Session Retention

1. Overview

In production scenarios with lots of users (corporate-level) Veridium DB gets to sizes that are becoming difficult to manage (display, search, operate information in tables containing certain type of data that are always high volume). The solution approached is to divide the data in 2 types - available instantly from cassandra and only on demand in special cases, from the disk..

Data type	Persistence	Availability	Location
hot data	relative short	real-time (ms)	Cassandra Hot
cold data	long period	on demand	Binary storage (cold)

For each type of temporary records will be defined the stages and rules regarding the persistence period.

Cassandra Hot represents the main storage used by VeridiumId platform.

2. Temporary records types ( Cassandra tables)

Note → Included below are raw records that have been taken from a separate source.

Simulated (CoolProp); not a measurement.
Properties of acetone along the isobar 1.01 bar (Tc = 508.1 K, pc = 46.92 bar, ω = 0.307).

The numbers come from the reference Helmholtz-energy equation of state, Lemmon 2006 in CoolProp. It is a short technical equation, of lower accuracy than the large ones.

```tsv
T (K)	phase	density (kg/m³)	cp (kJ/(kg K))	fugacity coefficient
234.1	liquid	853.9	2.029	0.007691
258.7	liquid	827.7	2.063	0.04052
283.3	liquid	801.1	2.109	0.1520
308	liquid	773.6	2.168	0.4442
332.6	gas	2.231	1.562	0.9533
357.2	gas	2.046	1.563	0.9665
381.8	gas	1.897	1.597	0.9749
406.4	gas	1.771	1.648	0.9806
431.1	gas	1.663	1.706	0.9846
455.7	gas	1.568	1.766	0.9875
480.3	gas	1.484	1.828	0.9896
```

The cassandra tables which are are considered temporary data and should be obeyed to the flow above are:

session_finished
action_log
history

This data and they configurations (policy) are defined in zookeeper into config.json.

Below are the configurations to keep the data for one year.

CODE

    "retentionPolicy": {
        "cassandraDetails": {
            "retentionKeyspace": "veridium-retention",
            "maxNumRetrievedRecords": 500
        },
        "kafkaDetails": {
            "defaultGroupId": "consumerId"
        },
        "data": [
            {
                "dataType": "history",
                "topic": "history-events",
                "retention": {
                    "archived": true,
                    "hot": 365
                }
            },
            {
                "dataType": "action_log",
                "topic": "action-log-events",
                "retention": {
                    "archived": true,
                    "hot": 365
                }
            },
            {
                "dataType": "session_finished",
                "topic": "session-finished-events",
                "retention": {
                    "archived": true,
                    "warm": 0,
                    "hot": 365
                }
            }
        ],
        "generalSettings": {
            "schedulerFrequency": "0 1 0 * * *",
            "useWarmLayer": false,
            "archivingPath": "/opt/veridiumid/backup/data_retention"
        }
    },

3. Archival process

Archival process is done by a series of chron-jobs created in DataRetentionService. This jobs produce CSV files stored in folders in a tree structure with next format:

{CONFIGURATE_PATH}/archives / {table_name} / {data_1} / (table_name)_archive.csv

{table_name} = type of entry which is archived
{data_1} = date when was created the date in system

The process that is doing the data retention is ver_data_retention and is installed only on one persistence node.

Name	Basic Description	Default Value
Cassandra Details	Retention Keyspace - The Cassandra Keyspace used to store retention data.	veridium-retention
Cassandra Details	Max Num Retrieved Records - Maximum number of records to be retrieved once.	50
Kafka Details	Default Group Id - The default groupId used by data retention consumers.	consumerId
Data	The map which contains all configs per table.
General Settings	Scheduler Frequency - The chron expression which describe de frequency of archive/clean job.	0 1 0 * * *
General Settings	Archiving Path - The path where will be added the archives.	/existing/path

Don't change default values without reason.